# New Member RAF PTI



## RAFPTI (Nov 29, 2011)

Hello troops,
I am a current serving Royal Air Force Physical Training Instructor and I am thinking of arranging a tour around Spain in a rented campervan next summer.  I've done all the figures and worked out a provisional route lasting 20 days starting and finishing in Barcelona.  The trip will be for my girlfriend, son and me and we are going to hopefully get as far across as Santiago de Compostela then down through central Spain and Madrid and across to Valencia via Seville, Cordoba etcetera.

I was wondering if anyone could share experiences of free camping in Spain, tips on what not to miss, cheap campsites or even just great places to visit.  Any tips on living out of a camper for 3 weeks would help as well.  Presume it is all a bit different to living out of a bergen, sleeping on a roll matt and eating ration pack food.
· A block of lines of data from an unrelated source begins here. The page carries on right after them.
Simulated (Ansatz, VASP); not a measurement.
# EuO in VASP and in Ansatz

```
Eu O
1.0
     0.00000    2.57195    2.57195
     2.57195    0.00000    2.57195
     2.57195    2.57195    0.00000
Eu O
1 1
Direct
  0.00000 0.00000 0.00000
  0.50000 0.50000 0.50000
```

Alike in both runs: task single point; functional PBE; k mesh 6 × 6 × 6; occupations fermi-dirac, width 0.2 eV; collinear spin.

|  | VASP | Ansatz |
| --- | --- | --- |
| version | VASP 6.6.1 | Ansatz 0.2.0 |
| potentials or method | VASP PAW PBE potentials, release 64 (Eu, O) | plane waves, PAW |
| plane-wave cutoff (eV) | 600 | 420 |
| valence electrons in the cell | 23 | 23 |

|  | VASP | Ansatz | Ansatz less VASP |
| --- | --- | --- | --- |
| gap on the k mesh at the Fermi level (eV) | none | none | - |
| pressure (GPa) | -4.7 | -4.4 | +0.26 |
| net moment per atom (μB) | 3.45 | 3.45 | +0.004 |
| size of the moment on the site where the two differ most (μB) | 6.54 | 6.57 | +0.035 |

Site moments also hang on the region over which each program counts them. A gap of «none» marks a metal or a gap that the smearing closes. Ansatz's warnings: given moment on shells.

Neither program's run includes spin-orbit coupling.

Any information would be much appreciated so don't be shy and ping me a message.

Cheers,

Dan.


----------



## donkey too (Nov 29, 2011)

Welcome to the forum.
Still serving? Weeelll I surpose someone has to be in the RAF?:lol-049:
seriousely though some of the others will be along shortly with lots of answers for you.:have fun:


----------



## kenspain (Nov 29, 2011)

There is so many places here inland you can park and have no problems. on the coast in the summer this year we have been told that in a lot of places  the police are going to try and stop this as the campsites have been complaining  that they lost a lot of money this summer, and the police have done nothing to stop it were there were lots of motorhomes free camping but there still are some places you will be ok. As for cheap campsites not in the summer on the coast. If you do come down to Alicante  and have any problems and need help let me know also nearer the time i find out what places are ok to park up free on or near the coast, One thing more if ever asked your not camping just parking up. A lot of my  Spanish friends are having a go about letting lorry drivers sleeping in there cabs down here and trying to stop motorhomes from doing the same. So we are hoping that more places will start to be built were you can park free
                         Safe travel,


----------



## kenspain (Nov 29, 2011)

This is the price of a new very large campsite i looked at Sunday for a friend  28 euros per night winter price. summer price 45 euros per night plus elc if you need it. And not on the coast


----------



## kenspain (Nov 29, 2011)

And i think that down near La Marine they will stop free parking if they saw where they were tipping there waste Sunday   Down a storm Drain :hammer:


----------



## donkey too (Nov 29, 2011)

kenspain said:


> And i think that down near La Marine they will stop free parking if they saw where they were tipping there waste Sunday   Down a storm Drain :hammer:



Then why not report them to the relevant authority and the powers that be may then see that we are not all alike.


----------



## Airecraft (Nov 29, 2011)

As said above, parking is not an issue inland but more difficult on the east coast, not too bad on North coast. Personally, I think your itinerary is a bit ambitious for 20 days, though certainly possible with a lot of driving. I would look to shorten it to something like ***** suggests. We're leaving for Spain tomorrow, doing San Sebastian-Madrid-Barcelona so if we find any good spots will post them.


----------



## Guernsey Donkey (Nov 29, 2011)

RAFPTI  Welcome to the mad house, sorry can't help with Spain but hope you enjoy your trip. Are you and the family traveling by (RAF) private jet or are the cutbacks preventing you from doing this as well lol  better by :boat::lol-049::lol-049:


----------



## RAFPTI (Nov 29, 2011)

donkey too said:


> Welcome to the forum.
> Still serving? Weeelll I surpose someone has to be in the RAF?:lol-049:
> seriousely though some of the others will be along shortly with lots of answers for you.:have fun:



Yeah, still in, and yes someone has to.  Getting ever smaller though, 20% of my trade up for redundancy but what can you do! Chin up and get on with it.  I take it that you are ex military?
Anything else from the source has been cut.